Greetings all, and welcome to the latest GMC Theory Lesson!

In this multi part lesson we are going to build on our knowledge of the major scale, and start looking at a couple of key concepts around chord and harmony construction. When we are done, you'll be able to understand complex relationships between notes, harmonize a lead line, construct a B augmented chord, and leap tall buildings in a single bound ...

Degrees of the Scale

All of the above starts simply with a concept that should already be familiar to you as the formula for a Major Scale. If you are not familiar with major scales, check out the major scale lesson here. Next, we are going to learn about degrees of the scale - this is a system for talking about notes in a scale without reference to the notes themselves, or what scale they are in. This is a little boring for now but will help us a lot later on.

You should remember that starting at the root note of a scale, and applying the Whole/Half formula, we can generate the scale. For those of you that have forgotten, the formula is:

W W H W W W H

Technically, we should be calling the whole notes tones and the half notes semi-tones, so I am going to rewrite the formula with different letters, to remind you of this:

T T S T T T S

So far so good, but where is this leading? Well the formula above tells us about the gaps between different notes of the scale, but we need a way to refer to the notes themselves, and we do this by a system of numbers and names. We start with the root of the scale and give that the number 1, (sometimes roman numerals are used), and count up one for each note in the scale. Each of these numbers is a degree of the scale, each degree also has a name.

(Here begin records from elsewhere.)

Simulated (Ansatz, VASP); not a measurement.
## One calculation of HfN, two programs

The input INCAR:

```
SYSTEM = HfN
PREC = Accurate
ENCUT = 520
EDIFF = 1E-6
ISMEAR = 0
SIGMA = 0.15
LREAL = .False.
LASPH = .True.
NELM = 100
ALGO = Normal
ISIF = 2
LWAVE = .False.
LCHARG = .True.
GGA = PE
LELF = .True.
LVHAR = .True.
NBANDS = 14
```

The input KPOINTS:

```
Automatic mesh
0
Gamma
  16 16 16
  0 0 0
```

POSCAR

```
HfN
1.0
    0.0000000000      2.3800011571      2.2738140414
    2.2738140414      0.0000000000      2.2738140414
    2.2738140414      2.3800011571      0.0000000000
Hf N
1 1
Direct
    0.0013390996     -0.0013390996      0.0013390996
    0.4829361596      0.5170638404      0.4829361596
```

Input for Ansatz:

For example, the scale of C has the notes C,D,E,F,G,A,B,C according to our formula. We would number them as in the table below. I am also showing you the formula steps, and the name of each degree.

Notice, that when we get back to C an octave higher, we call it the Tonic again, and call it the 1st degree, as in scale terms the two notes are equivalent. Also note that the 7th note can be called either the leading note or subtonic.

What does this buy us? Well, lets look at the scale of D major in the same way:

As you might expect, although the notes are completely different, the names, degrees and Gap formula all remain exactly the same. So what we have here is a way of talking about the relationship between different notes in a scale regardless of the actual notes themselves. If we want to talk about the 3rd note of a scale, it performs the same musical function regardless of the key, and we now have a language to talk about it that is independent of the actual note or scale. In our examples above, E in the scale of C, and F# in the scale of D are both 3rd notes, and anything we want to say about 3rd notes relates to each equally. This will come in very handy later on.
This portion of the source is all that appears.